By Ray Rivera, Director, Solutions Management, Workforce Planning and Analytics, SAP
For the past year I have been commuting to the Palo Alto office from Monterey, a distance of 90 miles. The journey often is completed in two segments, one of which is by train from Gilroy to Palo Alto on Caltrain, a commuter rail line serving San Francisco and Silicon Valley. During the first six months I tended to gaze out at scenery in the distance and be taken by the beauty of the golden foothills decked by stately oak trees.
But lately my attention has been focused on the untidy region near the tracks, where there is much evidence of vigorous, edge-of society activity, and a lot of wisdom to be gained by watching with an analytical eye.
Sometimes the beautiful is not nearly as instructive as the ugly. And likewise, the grungy world of rail lines reveals some worthwhile wisdom about analytics.
Who is sleeping here?
One of the few areas in the U.S. where the unemployment rate has been falling in 2012 is Silicon Valley and the Bay Area in general. As Caltrain commuter ridership has increased accordingly, trains have become crowded, so much so that Caltrain has increased midday service so that non commuters have more options. Yet as Bay Area employment picks up there has also been a curious increase of homeless persons camping regularly at the Gilroy station.
Surprise! They are not unemployed; they are the working poor. Broadly reduced unemployment cuts across all income levels, and in the Bay Area subminimum wage jobs and well-paid skilled tech sector jobs have been increasing simultaneously.

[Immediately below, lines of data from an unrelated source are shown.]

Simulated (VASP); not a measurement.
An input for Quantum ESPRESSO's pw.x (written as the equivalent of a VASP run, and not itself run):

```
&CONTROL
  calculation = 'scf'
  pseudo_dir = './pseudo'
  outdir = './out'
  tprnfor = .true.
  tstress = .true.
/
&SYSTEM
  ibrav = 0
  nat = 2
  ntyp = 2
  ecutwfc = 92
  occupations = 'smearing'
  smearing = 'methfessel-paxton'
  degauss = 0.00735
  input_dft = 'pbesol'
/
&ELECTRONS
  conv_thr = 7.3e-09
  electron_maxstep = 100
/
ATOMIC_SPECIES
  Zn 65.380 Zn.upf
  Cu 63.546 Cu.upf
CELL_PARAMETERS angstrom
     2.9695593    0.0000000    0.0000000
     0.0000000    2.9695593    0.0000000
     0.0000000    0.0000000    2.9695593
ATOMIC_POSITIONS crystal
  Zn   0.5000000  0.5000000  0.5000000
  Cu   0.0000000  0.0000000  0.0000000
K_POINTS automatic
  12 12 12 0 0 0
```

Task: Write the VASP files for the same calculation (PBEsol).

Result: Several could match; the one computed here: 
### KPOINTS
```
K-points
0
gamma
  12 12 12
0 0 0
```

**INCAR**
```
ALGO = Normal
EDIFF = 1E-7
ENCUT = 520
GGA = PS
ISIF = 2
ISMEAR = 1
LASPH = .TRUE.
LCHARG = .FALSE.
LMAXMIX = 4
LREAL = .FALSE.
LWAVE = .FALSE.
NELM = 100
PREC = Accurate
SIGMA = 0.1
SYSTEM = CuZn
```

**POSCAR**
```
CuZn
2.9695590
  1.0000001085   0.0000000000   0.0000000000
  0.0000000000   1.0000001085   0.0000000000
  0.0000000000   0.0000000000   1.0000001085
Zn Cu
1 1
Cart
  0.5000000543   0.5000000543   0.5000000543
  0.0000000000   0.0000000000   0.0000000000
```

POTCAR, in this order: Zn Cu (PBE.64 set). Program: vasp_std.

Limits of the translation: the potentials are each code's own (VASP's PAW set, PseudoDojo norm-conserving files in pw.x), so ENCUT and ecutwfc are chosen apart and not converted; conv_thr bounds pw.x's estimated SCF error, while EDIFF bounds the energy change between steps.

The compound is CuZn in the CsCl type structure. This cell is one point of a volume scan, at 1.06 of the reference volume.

Inhabiting the Gilroy station also facilitates labor force participation. The station is a regional transit center served by local buses, Greyhound, and even charters to Mexico, enabling station inhabitants to be mobile. Inhabitants can head to another town to find employment on a moment’s notice. At the railway station they can be easily fetched for day labor (Gilroy is a highly productive agricultural community, noted especially for garlic and mushrooms), and they can develop a symbiotic relationship with taxi drivers, who may offer local transport or information in exchange for tasks. The station also is patrolled regularly by the local police and Amtrak employees, and is therefore safer than most other areas where they could camp.
Lesson 1: Don’t uncritically accept two observations appearing together as fact, or as evidence that one relates to the other in a meaningful way. Let the data tell you what the relationships are.
Who is living here?
After traveling about 20 miles northbound, just past Coyote Creek, homeless encampments begin to be visible from the tracks. Continuing northward to Communications Hill in south San Jose on through to Tamien and past the HP Pavilion downtown, numerous grimy tents and disheveled campsites can be seen in fields, ravines, oleander thickets, among scrub in vacant lots and groves in freeway landscaping, against bridge abutments, and even crammed between fence segments or tangled in chaparral. From the view of a train passenger they all look the same: people living in squalor, foolishly hording trash, and consuming whatever handouts can be found.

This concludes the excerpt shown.